I start work at 8:30 every morning. When I arrive, coffee mug in hand, my morning usually plays out roughly the same way each day. I take off my coat and settle into my office. Often I take a few minutes to read emails, check my facebook, and create my “MUST DO” list in my planner. I visit with the other secretary for a few minutes, and we both dive into whatever tasks we can complete before something inevitably jumbles our plans. Working in a church, that also runs a preschool and a daycare, something new and urgent almost always lands smack dab in the middle of all the other must do’s.
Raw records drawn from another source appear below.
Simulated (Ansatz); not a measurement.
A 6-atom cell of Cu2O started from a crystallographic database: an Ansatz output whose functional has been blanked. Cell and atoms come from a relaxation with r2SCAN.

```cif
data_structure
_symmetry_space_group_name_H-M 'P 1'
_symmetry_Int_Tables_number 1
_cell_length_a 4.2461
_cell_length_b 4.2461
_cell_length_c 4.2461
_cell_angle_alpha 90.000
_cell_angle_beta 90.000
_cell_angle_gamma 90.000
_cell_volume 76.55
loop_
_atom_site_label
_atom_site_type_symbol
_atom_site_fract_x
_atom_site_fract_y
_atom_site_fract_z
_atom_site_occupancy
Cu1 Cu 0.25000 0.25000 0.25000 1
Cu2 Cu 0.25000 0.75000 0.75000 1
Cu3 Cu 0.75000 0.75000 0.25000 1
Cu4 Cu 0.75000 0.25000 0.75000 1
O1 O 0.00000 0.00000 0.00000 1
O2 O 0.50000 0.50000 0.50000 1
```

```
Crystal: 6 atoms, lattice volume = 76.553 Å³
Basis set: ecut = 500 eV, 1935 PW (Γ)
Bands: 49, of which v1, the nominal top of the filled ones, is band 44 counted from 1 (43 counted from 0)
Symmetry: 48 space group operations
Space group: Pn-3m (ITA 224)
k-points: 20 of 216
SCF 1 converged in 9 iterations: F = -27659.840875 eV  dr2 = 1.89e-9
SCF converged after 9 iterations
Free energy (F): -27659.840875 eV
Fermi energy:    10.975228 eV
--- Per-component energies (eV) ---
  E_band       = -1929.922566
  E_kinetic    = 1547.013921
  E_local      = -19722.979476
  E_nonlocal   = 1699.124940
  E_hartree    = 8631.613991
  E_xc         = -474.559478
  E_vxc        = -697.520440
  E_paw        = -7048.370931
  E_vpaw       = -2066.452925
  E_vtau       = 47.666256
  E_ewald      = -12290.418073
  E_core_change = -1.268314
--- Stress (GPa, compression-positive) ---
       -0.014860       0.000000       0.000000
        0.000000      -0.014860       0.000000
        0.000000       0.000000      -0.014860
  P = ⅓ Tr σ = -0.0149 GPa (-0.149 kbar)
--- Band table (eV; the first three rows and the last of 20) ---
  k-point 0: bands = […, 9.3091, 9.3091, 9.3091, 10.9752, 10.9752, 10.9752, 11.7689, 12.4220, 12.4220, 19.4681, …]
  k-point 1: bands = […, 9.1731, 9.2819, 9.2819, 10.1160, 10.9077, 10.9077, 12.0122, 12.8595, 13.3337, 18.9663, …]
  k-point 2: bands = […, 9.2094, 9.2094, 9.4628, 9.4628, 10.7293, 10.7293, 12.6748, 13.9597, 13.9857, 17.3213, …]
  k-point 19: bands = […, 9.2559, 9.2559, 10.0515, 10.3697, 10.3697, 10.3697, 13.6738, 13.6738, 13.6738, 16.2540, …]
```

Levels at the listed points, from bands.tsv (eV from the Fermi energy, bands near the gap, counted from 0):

However, since Micah and I started communicating by text message, another regular occurrence has made its way into my day. Without fail, some time between 10:00 and 10:30 each day, I pick up my phone to say good morning. This was not planned or specifically agreed to. It just so happened that I have a natural lull in my morning around that time, and his day usually hasn’t become too busy yet, so it just kind became a habit without warning. Some days he beats me to it, which puts a huge smile on my face. Often, though, I take a mid morning break to remind him how much I care. Its a bit of a tradition now, something neither of us enjoys going without, and it is clearly one of the commitments we have silently made to each other in order to make this long distance thing work.
The other day, I picked up my phone with the intention of doing just that. However, when I started typing, the only words I could think to send were “I miss you.” I typed them in, but my thumb hovered over that familiar send button longer than usual.
It was as if those simple, but familiar, words had stuck in my throat (or rather my editing box). I sat staring at the iMessage editing box for 5 minutes or more, feeling confused and heavy.
Why were these words so hard to say?
These are three true, and presumably harmless, words that I say to Micah more than once in a day. There are times when truthfully the only words I can think to say to him are simply that; I Miss You.
That particular morning though, they seemed to be laced with the full weight of the airplane I would have to ride to get to him, and that was what confused me.
I couldn’t tell if I was feeling heavy with missing him, which is common.
Or if I was feeling heavy because the message implied that I was feeling that way.
As you can imagine, we do a lot of that, missing each other. We both live busy lives, 800 miles apart, and there are days when it is impossible to express what it feels like to be confined to our phones. There are good days when all I want to do is celebrate with him, and hard days when I wish I could be there to hug him and remind him that tomorrow is a new day. We focus on missing each other a lot … more than we probably should, some days.
Staring at that message, it occurred to me that I didn’t want to focus on the ache of distance. I have committed myself to focusing on the good things this year and yet here I was, only days after making that goal public, struggling with how not to focus on the ache.
That feeling of heaviness was a reminder to refocus. It was challenging me to take that loving remark that felt somehow negative, and find a way to say it better.
I don’t want to ignore it. And truthfully, we shouldn’t ignore it. But I also don’t want to force both of us to concentrate on it, either. That’s not how I wanted to start my day, and definitely not how I wanted to start his either.
I wanted to make him smile. I wanted to be intentional about how I addressed him. I wanted to remind him that he was loved and that he could greet the day with confidence that somewhere out there, someone truly wants to be by his side.
So I put a spin on it…
It says the same thing, essentially. I can’t wait until I can be your wife. I can’t wait until we can be together…I miss you.
But its intentional. Its positive.
Its everything I felt in the heavy spaces between the first three words.
The difference is that rather than being a reminder that we are still apart, it is a reminder that we will get to be together soon.